PART 3: PRACTICE USING PIPES (dplyr) TO SUMMARIZE DATA: TWO CONTINUOUS & ONE CATEGORICAL VARIABLE
In this section I used Region as my categorical variable because it has a better use in this context, if I have used the Channel variable I would have only the Hotel and Retail which makes the graph look empty.
pip2 <- customers %>%
group_by(region) %>%
summarize(N = n(),
milk_mean = mean(Milk, na.rm=TRUE),
det_mean = mean(Detergents_Paper, na.rm=TRUE)) %>%
mutate(freq = N/sum(N),
pct = round((freq*100),0))
pip2# A tibble: 3 × 6
region N milk_mean det_mean freq pct
<fct> <int> <dbl> <dbl> <dbl> <dbl>
1 Lisbon 77 5486. 2651. 0.175 18
2 Oporto 47 5088. 3687. 0.107 11
3 Other 316 5977. 2818. 0.718 72
This summarized data provides the count, frequency, percentage, mean milk sales, and mean detergent sales for each region. The results appear reasonable, showing variations in the mean sales across regions, which could be influenced by factors such as population density, consumer preferences, and market conditions.
PART 4: SCATTERPLOT WITH A THIRD CATEGORICAL VARIABLE
This code does not remove NA – make sure you deal with that.
custom_colors <- c("red","purple", "orange")

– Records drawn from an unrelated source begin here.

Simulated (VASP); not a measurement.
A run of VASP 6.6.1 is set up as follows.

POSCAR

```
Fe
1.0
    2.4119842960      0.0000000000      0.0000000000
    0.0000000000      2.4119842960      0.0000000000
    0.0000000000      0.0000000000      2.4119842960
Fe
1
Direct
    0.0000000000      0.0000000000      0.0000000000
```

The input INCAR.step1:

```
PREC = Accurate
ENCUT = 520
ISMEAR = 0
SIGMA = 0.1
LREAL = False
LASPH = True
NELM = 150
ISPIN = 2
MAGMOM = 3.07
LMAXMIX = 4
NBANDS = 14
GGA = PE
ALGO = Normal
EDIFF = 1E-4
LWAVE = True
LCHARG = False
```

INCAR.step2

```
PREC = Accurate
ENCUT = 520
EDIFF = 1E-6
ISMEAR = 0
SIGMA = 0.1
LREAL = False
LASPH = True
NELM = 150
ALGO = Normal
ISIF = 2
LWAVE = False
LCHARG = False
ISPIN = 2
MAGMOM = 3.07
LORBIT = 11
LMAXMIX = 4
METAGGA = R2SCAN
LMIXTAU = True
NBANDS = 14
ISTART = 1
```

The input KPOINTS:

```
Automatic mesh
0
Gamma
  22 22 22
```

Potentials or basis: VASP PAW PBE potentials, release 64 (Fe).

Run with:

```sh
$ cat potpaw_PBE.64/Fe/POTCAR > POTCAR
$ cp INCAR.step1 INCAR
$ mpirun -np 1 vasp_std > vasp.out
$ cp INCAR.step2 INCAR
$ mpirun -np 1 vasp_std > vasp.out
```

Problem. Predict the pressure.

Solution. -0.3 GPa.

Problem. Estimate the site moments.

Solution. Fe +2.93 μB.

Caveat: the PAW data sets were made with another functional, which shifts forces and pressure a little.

p <- ggplot(pip2, aes(x=milk_mean, y=det_mean, color=region, na.rm = TRUE))
p + geom_point(size=5) +
annotate(geom = "text", x = 1.6, y=58,
label = "Two Continuous Variables and One Categorical", hjust=0) +
labs(y="Average Milk Purchase", x="Average Detergent Purchase",
title="Relationship between Milk and Detergent",
subtitle = "Oporto has the highest milk purchases on average",
caption = "customer dataset{datasetsICR}")+
scale_color_manual(values = custom_colors)This scatterplot shows the relationship between mean milk sales and mean detergent sales, with each point representing a region and colored by region. The annotation highlights an interesting observation that Oporto has higher average sales for both product categories compared to other regions. Of course other regions seem to have a higher average purchase of detergent. Lisboa has less average milk than other regions and lower average purchases of milk than Oporto.
PART 5: LEGEND AND GUIDES
pip2$region.c <- as.character(pip2$region)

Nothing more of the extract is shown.